By using this site, you agree to our Privacy Policy and our Terms of Use. Close

Forums - Microsoft - Microsoft Researching an Xbox 360 Emulator for the Xbox One.

It is somewhat embarassing to see how people are grasping at straws.
"MS looking into making an X360 emulator".
Do you remember the very early leak of a 20-page memorandum about X1 hardware? It had a hardware circuit for X360 backward compatibility. So, yes of course MS was and is looking into backward compatibility. We have the X1 now and it does not contain the circuitry. Can they make it in software?
As a rough estimate, it takes about four times cpu power to emulate another processor. The X360 has a 3GHz triple core power pc processor. So we need very roughly 30GHz of processing power to emulate it. Good luck with six 1.7GHz low power Jaguar cores. Sure we might add gpgpu power to an emulator. Maybe the whole, very complex thing would actually run some software at some 5-20fps. How many man-years of work would have to set aside for such an almost usable emulator? How many people would actually buy such an emulator? These are the problems MS is looking into when the question "How about an X360 emulator?" pops up. What should the guy on stage answer if he wants to avoid the simple, but truthful "Not in a million years" reply?



Around the Network

I own two xbox 360s and an Xbox One but even if they offered some sort of $100 add on for the Xbox One that allowed for 360 ganes to run on the new console, I might have to jump on it.,



That would be nice. I would like to have that for the few games I kept when I traded my x360 in.



 

I don't think this is coming anytime soon, if at all. It's too bad. One of the better things about X360 was the ability to play Xbox originals.



Adinnieken said:
torok said:
I believe that the word emulator isn't correct for this case. An emulator simulates the complete hardware (CPU, GPU, etc) of another machine, basically creating a software representation of the original machine. That's the magical concept: everything that is done in hardware can be done in software. But doing in software something that was done in hardware is painfully slow. It would be necessary a machine much more powerfull than a XB1 or even a high-end PC to do that. And the software side would be much more complex than a PS2 or Wii emulator because the X360 GPU (like the PS3 and all 8th gen consoles) is programmable. Complex and slow.

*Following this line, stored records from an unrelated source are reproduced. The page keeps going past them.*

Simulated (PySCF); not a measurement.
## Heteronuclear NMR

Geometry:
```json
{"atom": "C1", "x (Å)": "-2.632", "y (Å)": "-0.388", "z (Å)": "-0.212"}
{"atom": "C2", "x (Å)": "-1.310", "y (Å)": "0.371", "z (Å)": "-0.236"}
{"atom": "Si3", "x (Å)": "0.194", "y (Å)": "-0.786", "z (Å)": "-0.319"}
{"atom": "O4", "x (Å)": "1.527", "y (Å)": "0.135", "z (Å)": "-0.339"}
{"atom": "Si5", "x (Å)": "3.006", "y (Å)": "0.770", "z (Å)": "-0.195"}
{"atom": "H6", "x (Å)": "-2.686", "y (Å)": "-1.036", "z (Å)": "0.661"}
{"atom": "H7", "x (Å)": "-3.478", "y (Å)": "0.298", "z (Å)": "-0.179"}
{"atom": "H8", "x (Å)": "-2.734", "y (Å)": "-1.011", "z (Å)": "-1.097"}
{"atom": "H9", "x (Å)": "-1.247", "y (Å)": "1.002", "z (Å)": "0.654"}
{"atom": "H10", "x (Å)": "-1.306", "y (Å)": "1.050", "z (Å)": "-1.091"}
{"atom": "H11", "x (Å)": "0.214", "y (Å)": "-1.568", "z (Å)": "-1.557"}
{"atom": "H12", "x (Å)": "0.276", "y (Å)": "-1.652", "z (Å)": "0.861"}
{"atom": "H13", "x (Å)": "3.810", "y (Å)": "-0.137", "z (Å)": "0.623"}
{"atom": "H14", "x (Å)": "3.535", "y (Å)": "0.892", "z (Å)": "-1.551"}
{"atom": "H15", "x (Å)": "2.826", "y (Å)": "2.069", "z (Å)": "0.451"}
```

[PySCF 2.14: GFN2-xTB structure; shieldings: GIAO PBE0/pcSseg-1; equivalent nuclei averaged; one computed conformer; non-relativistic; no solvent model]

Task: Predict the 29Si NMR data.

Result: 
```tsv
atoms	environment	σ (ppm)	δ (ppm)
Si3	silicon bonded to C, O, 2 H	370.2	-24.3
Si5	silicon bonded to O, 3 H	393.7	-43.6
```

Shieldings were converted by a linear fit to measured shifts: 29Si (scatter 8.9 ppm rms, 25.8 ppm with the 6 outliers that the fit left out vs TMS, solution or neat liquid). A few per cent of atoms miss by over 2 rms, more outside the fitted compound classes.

What they probably are researching is a translator. A way to get X360 instructions (in the game's binary) and translate it to equivalent instructions for the X1 architecture and OS. That can even allow to run the code form the other device with the same performance (of course, some instructions in 360 could need more than one instruction in X1, impacting performance, but it would be close anyway). It may be possible. There is a similar translator to run Windows programs on Linux, Wine. It isn't 100% compatible, it's being developed at almost 20 years, but it can actually run some modern games with minimal to no overhead. Of course, it is simpler because it is only translating from one OS to another, while the MS case would need to translate from one OS to another and one architecture to another.

Um, no.  Your use of a a "translator" is incorrect.  Translation is when you convert code from one language into code from another.

Wine isn't translation.  Wine is an emulator built via reverse engineering. 

Virtualization is when hardware is emulated in a virtual machine (software).  Video game emulators are a form of virtualization.

 


Wine isn't an emulator. Even Wine means "Wine is not an emulator". An emulator must reproduce the software or hardware environment precisely. Virtualization isn't emulation too, because the hardware isn't simulated (a lot of physical hardware is passed through directly and shared. That's why virtualization today can reach sometimes 80% or more of the performance of a native OS). 

Wine is translating because what it does is translate one language to another. He gets the instructions for a Windows software and converts in real time to calls for Linux equivalent operations, like translating the calls to draw a button in Windows to equivalent calls to X.Org on Linux. It isn't emulating a Windows environment, it's simply translating Assembly code in real time.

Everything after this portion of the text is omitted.